Now, it's not clear whether he means tax liability or taxable income. As Dylan Matthews explains, that's the difference between a highly progressive (in the technical sense, not the euphemism-for-liberal sense) proposal and one that would affect a lot of middle-class households:
Does the $17,000 cap mean that deductions can’t reduce a person’s taxes by more than $17,000? That would raise a good chunk of revenue, mostly from high earners. Or is Romney proposing that taxpayers can’t reduce the income subject to tax by more than $17,000? That would raise even more money, but it would hit a lot of middle-class households. The typical household gets about $15,000 chopped off its taxable income from the employer health-care exemption alone, so many families would hit the $17,000 limit very quickly.

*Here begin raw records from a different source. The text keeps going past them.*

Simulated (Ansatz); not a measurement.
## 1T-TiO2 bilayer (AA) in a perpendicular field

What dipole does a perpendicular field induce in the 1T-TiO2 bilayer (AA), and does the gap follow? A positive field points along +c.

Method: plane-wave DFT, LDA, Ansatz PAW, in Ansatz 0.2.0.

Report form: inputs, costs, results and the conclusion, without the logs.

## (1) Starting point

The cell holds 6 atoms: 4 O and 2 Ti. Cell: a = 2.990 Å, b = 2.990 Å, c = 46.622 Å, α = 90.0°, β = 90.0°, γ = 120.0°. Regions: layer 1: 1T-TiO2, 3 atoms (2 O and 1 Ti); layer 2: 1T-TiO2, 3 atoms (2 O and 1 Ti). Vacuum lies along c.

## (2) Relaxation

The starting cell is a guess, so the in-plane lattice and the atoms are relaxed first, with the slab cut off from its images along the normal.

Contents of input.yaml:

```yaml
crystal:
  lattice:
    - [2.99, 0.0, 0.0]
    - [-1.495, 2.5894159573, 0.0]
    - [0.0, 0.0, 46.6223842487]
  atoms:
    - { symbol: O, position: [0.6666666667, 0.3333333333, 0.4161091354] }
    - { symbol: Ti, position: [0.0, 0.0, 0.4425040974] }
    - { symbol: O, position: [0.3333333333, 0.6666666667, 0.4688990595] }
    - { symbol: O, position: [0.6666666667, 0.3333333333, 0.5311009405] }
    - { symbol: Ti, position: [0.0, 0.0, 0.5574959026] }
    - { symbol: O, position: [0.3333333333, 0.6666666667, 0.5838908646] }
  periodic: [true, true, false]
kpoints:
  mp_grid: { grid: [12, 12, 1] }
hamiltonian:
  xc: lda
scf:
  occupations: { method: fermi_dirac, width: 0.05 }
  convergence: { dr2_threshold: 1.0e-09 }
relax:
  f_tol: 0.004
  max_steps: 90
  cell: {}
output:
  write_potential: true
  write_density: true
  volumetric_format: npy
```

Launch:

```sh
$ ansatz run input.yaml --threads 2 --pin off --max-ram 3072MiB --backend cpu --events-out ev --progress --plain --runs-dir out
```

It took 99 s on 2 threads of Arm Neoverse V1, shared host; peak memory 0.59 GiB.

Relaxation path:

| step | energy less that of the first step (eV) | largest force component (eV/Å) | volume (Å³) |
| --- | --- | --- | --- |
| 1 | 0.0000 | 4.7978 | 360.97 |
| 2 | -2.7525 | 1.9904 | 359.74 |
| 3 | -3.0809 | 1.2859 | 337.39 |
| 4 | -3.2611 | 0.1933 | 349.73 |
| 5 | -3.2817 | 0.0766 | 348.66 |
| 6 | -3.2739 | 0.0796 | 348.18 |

Sahil Kapur adds that if the change did affect only the rich, it wouldn't produce enough new money to pay for the tax-rate cuts Romney wants to make. So there remain questions as to the basic math of Romney's plan to pay for deep cuts to high-income tax rates without raising middle-class taxes. Still, good to see him floating a serious idea.
I expect we'll hear more about this at the first debate tonight. Along with party flacks talking down expectations, Jim Lehrer asking (hopefully) less inane questions than your average bear, and perhaps Romney offering Obama sincere congratulations on a certain nonprofessional achievement.